The Prince of Wales used his keynote speech at the 9th World Islamic Economic Forum in London this week to warn of the dangers of climate change, as well as the depletion of natural resources, and how big businesses often contributed to the problem.
His Royal Highness, a fervent supporter of action on climate change, told the gathering of 1,800 political and business leaders from over 115 countries the deterioration of “nature’s capital reserves” like water and soils can cause direct impacts on food and energy security.
“The tragic conflict in Syria provides a terrifyingly graphic example, where a severe drought for the last seven years has decimated Syria’s rural economy, driving many farmers off their fields and into cities where, already, food was in short supply.” he said. “This depletion of natural capital, inexplicably, little reported in the media, was a significant contributor to the social tension that exploded with such desperate results.”

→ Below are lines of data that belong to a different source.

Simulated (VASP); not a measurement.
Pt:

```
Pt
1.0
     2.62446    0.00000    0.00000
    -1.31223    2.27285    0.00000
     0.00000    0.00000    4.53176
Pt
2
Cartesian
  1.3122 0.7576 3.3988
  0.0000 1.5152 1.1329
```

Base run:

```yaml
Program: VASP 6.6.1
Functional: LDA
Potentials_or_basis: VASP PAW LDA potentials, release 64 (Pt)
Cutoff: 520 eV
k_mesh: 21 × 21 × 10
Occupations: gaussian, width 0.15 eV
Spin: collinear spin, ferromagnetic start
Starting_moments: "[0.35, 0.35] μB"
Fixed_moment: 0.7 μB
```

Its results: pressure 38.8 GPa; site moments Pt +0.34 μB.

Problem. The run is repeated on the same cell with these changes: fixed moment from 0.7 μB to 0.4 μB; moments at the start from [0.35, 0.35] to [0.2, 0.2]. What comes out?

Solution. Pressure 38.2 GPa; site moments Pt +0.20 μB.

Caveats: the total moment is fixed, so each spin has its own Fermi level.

The Prince said financial institutions needed to treat “natural capital” with the same importance as financial capital for the strain on the planet’s natural resources to be eased.
“It is clear from the Koran, and indeed the Bible too, that humanity has a sacred responsibility for the stewardship of the Earth,” he said. “The time then has surely come for our financial institutions to recognise that the Earth is not a limitless resource that can be plundered at will, and to integrate that principle of stewardship into our financial structures.”
He said Islamic banking, or alternative banking, could provide the answers where conventional “banking could not, given Islam’s emphasis on the moral economy”.
The Prince said there was a welcome emphasis in Islamic finance that wider ethical and moral codes could not be separated from business.
“We each have a scared duty of care towards the Earth,” The Prince said. “It calls upon us to shoulder this work together.”
The event, which lasts for two days, is being held outside a Muslim country for the first time.
Several major Islamic world leaders are attending, including King Abdullah of Jordan, the Sultan of Brunei and Afghan President Hamid Karzai.
The Prince met delegates before taking to the lectern and while much of the discussion was on congratulating The Prince on the arrival of his grandson Prince George, it primarily focused on the desire to forge business links in the UK.
Maybank Islamic Chairman Dato’Seri Ismail Shahudin, who chairs Malaysia’s biggest bank, said he had met The Prince before and had always appreciated his desire for business to look out for those less fortunate.
“One of the things that struck me was his passion for helping the youth,” he said. “One of the things that is typical of Islamic banking is to help others and not just profit from it.”
Guest speaker and prominent Egyptian architect Abdel-Wahed El-Wakil said the importance of holding the forum in London could not be understated.